In archaeological and architectural
terms it is a period of contrast. On the one hand there are splendid stone
structures such as Flint Castle or the great church at Wrexham and at the other
end of the scale are the humble dwellings evidenced by a slight earthen
platform or building foundation.
It is also the first time
when written sources enable, in at least some areas of study, an extra
dimension to be established, permitting what Andrew Fleming and others term
‘text-aided archaeology’. But, as the variable contributions on the whole
medieval era in the recently published Tempus History of Wales show,
historians still overlook the contribution that archaeology and allied
disciplines can make to the study of the past while archaeologists should
always be aware of the usefulness of the contemporary written word.
It is with these preliminary
considerations that we can move on to consider various general themes that come
to the fore in the medieval era, and which have been suggested by the steering
committee of the Archaeological Research Framework.
Before doing so I would like
to record my thanks to the friends and colleagues who have advised and assisted
in compiling this paper – Richard
Avent, Sian Rees, Jack Spurgeon and Peter White, and to Peter, too, for
agreeing to deliver this paper to the seminar in my unavoidable absence.
Needless to say, individually and collectively, they may not agree with
everything that is written here, but overall, I would like to hope that there
is a general level of consensus on most of the issues.
Settlement in one form or
another represents a predominant but also somewhat heterogeneous theme in the
medieval era. To facilitate discussion we can look at it under three headings:
higher and lower-status sites and urban sites.
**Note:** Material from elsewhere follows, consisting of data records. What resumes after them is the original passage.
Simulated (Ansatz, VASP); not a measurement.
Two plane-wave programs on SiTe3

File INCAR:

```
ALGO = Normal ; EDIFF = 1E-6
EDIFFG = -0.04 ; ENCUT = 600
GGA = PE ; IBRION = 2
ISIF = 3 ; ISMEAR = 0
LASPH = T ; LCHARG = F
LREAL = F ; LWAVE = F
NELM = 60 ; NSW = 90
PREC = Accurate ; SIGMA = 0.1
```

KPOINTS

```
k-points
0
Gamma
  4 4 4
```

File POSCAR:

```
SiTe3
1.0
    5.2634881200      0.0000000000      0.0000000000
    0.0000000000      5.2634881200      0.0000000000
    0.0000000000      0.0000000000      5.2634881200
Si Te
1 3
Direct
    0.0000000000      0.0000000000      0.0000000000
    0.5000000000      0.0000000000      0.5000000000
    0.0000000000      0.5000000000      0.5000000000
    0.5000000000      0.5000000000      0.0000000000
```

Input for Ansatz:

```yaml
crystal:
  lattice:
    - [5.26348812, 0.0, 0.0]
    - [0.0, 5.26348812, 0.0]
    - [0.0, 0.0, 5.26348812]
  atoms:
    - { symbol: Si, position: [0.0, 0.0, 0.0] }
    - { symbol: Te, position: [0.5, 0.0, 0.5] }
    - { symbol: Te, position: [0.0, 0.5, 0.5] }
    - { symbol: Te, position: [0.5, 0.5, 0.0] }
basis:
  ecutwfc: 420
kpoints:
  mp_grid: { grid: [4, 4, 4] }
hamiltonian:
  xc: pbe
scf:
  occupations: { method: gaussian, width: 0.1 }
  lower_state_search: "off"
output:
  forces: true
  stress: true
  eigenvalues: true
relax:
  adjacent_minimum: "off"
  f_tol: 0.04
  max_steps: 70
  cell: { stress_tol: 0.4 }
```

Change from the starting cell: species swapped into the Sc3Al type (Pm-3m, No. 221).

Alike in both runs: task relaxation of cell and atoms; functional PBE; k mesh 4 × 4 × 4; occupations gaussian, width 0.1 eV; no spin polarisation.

Some settlement themes have
been the subject of research over many years, but also inevitably it is the
high-status sites that have attracted attention. Nowhere is this truer than
with the masonry castles. Cathcart King’s corpus of castle sites, Castellarium
Anglicanum, offers a starting point and there are other syntheses, too,
which have advanced our general understanding, many of them usefully
amalgamating documentary references with the analysis of the physical remains
of the buildings. Coupled with the significant number of recently completed and
on-going, in-depth studies of castles such as Flint and Caergwrle in the north,
Montgomery and Dolforwyn in the central part of the region, and Brecon and
Castell Blaenllynfi in the south, the developing state of the study is obvious,
even if, inevitably, some castles have not received the attention they
deserve: Holt is an obvious example.
The earthwork counterparts of
the stone castles are more numerous and the Welsh borderland has one of the
richest concentrations of well-preserved motte and bailey castles anywhere. It
is thus both appropriate and useful that Cathcart King, Spurgeon, Kenyon and
others have contributed to understanding the field remains and distribution of
these earthworks through fieldwork, although inevitably the documentary
background to many of these smaller defensive sites is poor. Only a handful of
motte and bailey castles in the region have been partially excavated:
Mathrafal, Symon’s Castle, Sycharth and Hen Blas, but Barker and Higham’s
protracted examination of the earthwork of Hen Domen near Montgomery is a
landmark in castle studies, while much smaller pieces of work such as CPAT’s
section through mottes at Tomen Llansantffraid near Rhaeadr and Lower Luggy
near Welshpool have contributed to the relatively thin detail that is available
on motte construction.
Other higher-status sites
also demand consideration. Moated sites are localised in their distribution in
this region with concentrations in Wrexham Maelor, and the Usk Valley in the
south of Powys. As with mottes, there is a solid base of fieldwork evidence,
mainly due to the efforts of Jack Spurgeon, but virtually no excavation has
occurred.
That the picture is not
wholly satisfactory is suggested by what may be termed the isolationism of many
castle studies, which tend to focus on the individual sites, their architecture
and the physical remains, at the expense of the hinterland and environment in
which those sites functioned. Every castle whether it be the large masonry caput
overseeing a lordship or the small motte with its timber tower controlling a
more local area, must have interacted with the other physical elements that
went to make up the contemporary landscape – the gardens and other elements of
the infrastructure associated with the castle, the neighbouring peasant
settlements, their fields, the lines of communication and the like. And also,
of course, the people themselves though this is perhaps more the preserve of
the historian. Few studies have tacked this wider topic in any detail –
attention could be drawn here to R R. Davies’ doctoral research on the Usk
Valley, even though this is primarily historical rather than archaeological.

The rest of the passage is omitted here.